In 2018, e-commerce sales in Europe stood at $325 billion and in North America, they exceeded $500 billion, with online transactions making up 20% of the retail market. Since its inception, E-commerce has seen continued growth, however, the industry has been going through a period of change in recent years as consumers and the ways in which they discover products has evolved. In this article, I am going to highlight three affiliate marketing strategies retailers should implement to reach the online consumer of today and maximize return on investment.
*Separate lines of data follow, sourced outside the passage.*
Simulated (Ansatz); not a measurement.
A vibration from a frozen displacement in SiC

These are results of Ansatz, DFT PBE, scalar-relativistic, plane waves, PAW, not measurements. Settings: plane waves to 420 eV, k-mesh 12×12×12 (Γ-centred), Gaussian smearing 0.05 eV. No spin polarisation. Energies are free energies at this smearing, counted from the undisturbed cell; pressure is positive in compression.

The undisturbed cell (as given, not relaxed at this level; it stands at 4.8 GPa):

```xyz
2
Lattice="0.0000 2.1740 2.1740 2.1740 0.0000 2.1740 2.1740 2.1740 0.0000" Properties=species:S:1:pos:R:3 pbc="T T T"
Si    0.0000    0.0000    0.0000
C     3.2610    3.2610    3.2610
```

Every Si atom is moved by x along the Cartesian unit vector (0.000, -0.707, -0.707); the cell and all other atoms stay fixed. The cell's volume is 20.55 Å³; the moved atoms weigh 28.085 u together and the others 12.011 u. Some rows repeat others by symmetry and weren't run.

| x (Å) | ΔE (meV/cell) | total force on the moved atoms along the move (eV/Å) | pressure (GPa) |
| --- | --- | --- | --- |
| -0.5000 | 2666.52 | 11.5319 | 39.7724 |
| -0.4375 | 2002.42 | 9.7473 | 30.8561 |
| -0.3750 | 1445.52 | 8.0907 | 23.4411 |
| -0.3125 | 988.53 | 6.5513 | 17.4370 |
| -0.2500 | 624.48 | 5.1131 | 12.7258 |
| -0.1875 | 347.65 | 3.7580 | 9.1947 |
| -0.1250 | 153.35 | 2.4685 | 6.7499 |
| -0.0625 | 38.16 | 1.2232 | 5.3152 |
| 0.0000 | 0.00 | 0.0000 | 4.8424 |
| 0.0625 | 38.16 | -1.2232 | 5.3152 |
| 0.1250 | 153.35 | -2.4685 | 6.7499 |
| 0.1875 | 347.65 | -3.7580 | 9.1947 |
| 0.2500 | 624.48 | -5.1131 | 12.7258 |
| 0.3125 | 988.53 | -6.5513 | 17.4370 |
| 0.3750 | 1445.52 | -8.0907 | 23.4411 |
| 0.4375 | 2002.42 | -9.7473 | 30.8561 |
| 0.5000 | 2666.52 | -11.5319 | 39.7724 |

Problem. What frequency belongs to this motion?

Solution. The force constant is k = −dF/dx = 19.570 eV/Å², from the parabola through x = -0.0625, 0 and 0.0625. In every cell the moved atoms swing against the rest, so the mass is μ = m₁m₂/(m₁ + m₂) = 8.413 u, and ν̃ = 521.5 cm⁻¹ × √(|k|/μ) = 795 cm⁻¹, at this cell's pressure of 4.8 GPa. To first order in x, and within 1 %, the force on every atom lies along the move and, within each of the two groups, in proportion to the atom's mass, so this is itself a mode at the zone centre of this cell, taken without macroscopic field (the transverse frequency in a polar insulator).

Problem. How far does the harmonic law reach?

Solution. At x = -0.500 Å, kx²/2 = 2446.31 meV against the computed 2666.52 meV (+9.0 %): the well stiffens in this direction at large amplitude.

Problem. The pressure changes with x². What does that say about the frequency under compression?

1. How to reach millennials
When it comes to the digital sphere, millennials are the much talked about generation. They are digitally savvy and expected to make up 30% of all retail sales by 2020. With this in mind; it’s imperative that brands target Millennials as a priority demographic. Research from Pew Research Center states 88% of 18-29-year-olds and 78% of 30-49 year olds are active on social media, with Instagram leading the way as the most engaging social media platform. According to a recent study by Facebook, 83% of Instagram users surveyed discover products on Instagram, and with the rise of social discovery comes the need for influencers.
When working with influencers, retailers should aim to cultivate long-term relationships; This type of approach increases the authenticity of the messaging and shows the influencer as a consistent advocate for the brand. Prior to launching an influencer campaign, it’s important to have predetermined goals and objectives bearing in mind that conversion rates can be low (as they sit at the top of the funnel). Consider metrics such as engagement and earned media when evaluating the success of campaigns.
With millennials accessing content via mobile devices which influences their purchase decision, having a seamless user journey from intent to purchase on mobile is crucial. With m-commerce growing rapidly, retailers must focus on their m-commerce offering in order to maximize the channel’s value. Innovative mobile technology companies such as Button have not only helped streamline the process between app-to-app but also provided reliable tracking. This provides retailers with more reliable data to develop actionable insights to improve performance.
2. Publishers and personalization
When it comes to retail, it’s clear to see the appeal that comes with personalisation. Adobe reported that personalized customer experiences could reduce acquisition costs by 50% and increase revenue by 15%. In the affiliate channel, AI is helping publishers to drive more sales efficiently, allowing retailers to truly understand and maximize the potential of each customer.
With personalization offering the potential to reduce acquisition costs, it’s important to promote data sharing between advertisers and publishers. If publishers have greater data available, they can be more targeted and effective in their approach. From a consumer standpoint, AgilOne reports that 70% of UK consumers expect a personalized experience, the type of user experience expected varies based on a number of factors from user to user, showing how critical it is to understand each individual and target them differently. RevLifter is making this a reality. By leveraging advertisers’ audience data, they’re able to show relevant and unique offers to users in real time. With discounting hitting record levels at the end of 2018, it’s important retailers take a fresh approach to how they present offers to users.
3. Comparison shopping services by Google
Google shopping should now already be an integral part of any retailers’ acquisition strategy. Performance agency Merkle reported Google shopping spend peaked in Q4 2018 up 42% from 2017. As a result of Google deploying unfair practices in 2017, any comparison-shopping services could then bid in the Google shopping space. Google offered two incentives to promote working via CSS partners: 20% discount and Google Spend Match. This lead to the creation of hundreds of comparison-shopping services built poorly and with limited functionality, which forced Google to introduce minimum requirements for CSS partners.
The key reason for leveraging a CSS partner is cost. By running campaigns through a CSS partner, retailers will see reduction in their spend, whilst maintaining sales volumes. To further manage costs/efficiencies, retailers should consider CSS CPA providers who can support existing campaigns. Its important retailers have a solid understanding of how agencies are operating when it comes to the handling of their Google shopping campaigns. If agencies do not meet the minimum requirements, this could result in lost revenue.
The e-commerce landscape has seen dramatic shifts in recent years that are having a huge impact on how individuals discover brands and products. Influencer marketing, personalization and Google shopping are all relatively new entrants to the affiliate space and I would implore retailers to test strategically with each of these emerging models. As mobile usage continues to grow, its impact on the channel cannot be underestimated and retailers must have mobile at the forefront of their strategy when it comes to reaching audiences.